Friday, November 04, 2011

When Undercoating With Aluminum Paint Was The Thing
By Bryce Martin

Vehicles in the 1950s were highly susceptible to rust and corrosion because of the change from a separate chassis frame made from thick steel to a uni-body construction with shaped panels. The less thick steel and a different composition, together with ice-melting chemicals, mainly salt, led to rapid corrosion problems.

Orbie Martin jumped at the opportunity to solve the problem for car owners.

Undercoating, using aluminum paint. It was the new thing, the business to get into.

He bought a compressor, barrels of aluminum paint, hoses and sprayers, a paint hood, and went into business, operating at his residence and as a mobile unit.

I stopped by one day on a neighborhood walk and he was at work in front of his outbuilding. The large four-wheeled, towable compressor ran on either gasoline or diesel, I'm not sure which, and was noisy. A silvery mist spewed from underneath a car he was spraying. I watched for a spell from the edge of the road. Orbie rose from his stoop, quit spraying and stood up. He looked like the Tin Man in the Wizard of Oz.

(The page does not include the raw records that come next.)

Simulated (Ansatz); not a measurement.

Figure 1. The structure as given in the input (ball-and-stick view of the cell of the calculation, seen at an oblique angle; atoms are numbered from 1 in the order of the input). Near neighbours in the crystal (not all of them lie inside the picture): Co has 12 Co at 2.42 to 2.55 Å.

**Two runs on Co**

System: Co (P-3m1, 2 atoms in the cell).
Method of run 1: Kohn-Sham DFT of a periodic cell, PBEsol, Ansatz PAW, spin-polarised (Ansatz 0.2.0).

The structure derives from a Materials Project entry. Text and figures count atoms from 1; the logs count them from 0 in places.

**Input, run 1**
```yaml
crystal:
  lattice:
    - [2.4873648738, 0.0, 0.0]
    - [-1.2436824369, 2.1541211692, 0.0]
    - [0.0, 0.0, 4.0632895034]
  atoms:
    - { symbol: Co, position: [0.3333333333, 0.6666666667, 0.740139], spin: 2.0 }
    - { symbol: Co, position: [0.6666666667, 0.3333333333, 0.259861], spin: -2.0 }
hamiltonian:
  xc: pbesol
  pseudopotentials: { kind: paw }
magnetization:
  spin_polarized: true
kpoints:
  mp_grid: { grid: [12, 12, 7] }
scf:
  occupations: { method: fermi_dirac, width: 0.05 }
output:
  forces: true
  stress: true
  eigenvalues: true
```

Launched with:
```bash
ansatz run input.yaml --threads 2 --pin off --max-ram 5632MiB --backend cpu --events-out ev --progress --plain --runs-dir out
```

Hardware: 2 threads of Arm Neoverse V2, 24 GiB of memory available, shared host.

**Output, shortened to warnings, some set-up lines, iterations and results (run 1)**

The silvery paint stood out so well I could see a glimpse of the chassis. It was an area I would not have noticed otherwise. The paint might have helped with slowing or preventing of rust but it failed in overall eye appeal.

In a few weeks, Orbie's paint spraying equipment disappeared and he was involved with a hot, new profession inside his outbuilding: repairing televisions.

"He might be on to somethin'," my Grandfather said. "They make 'em to break so you'll have to buy their parts to fix 'em."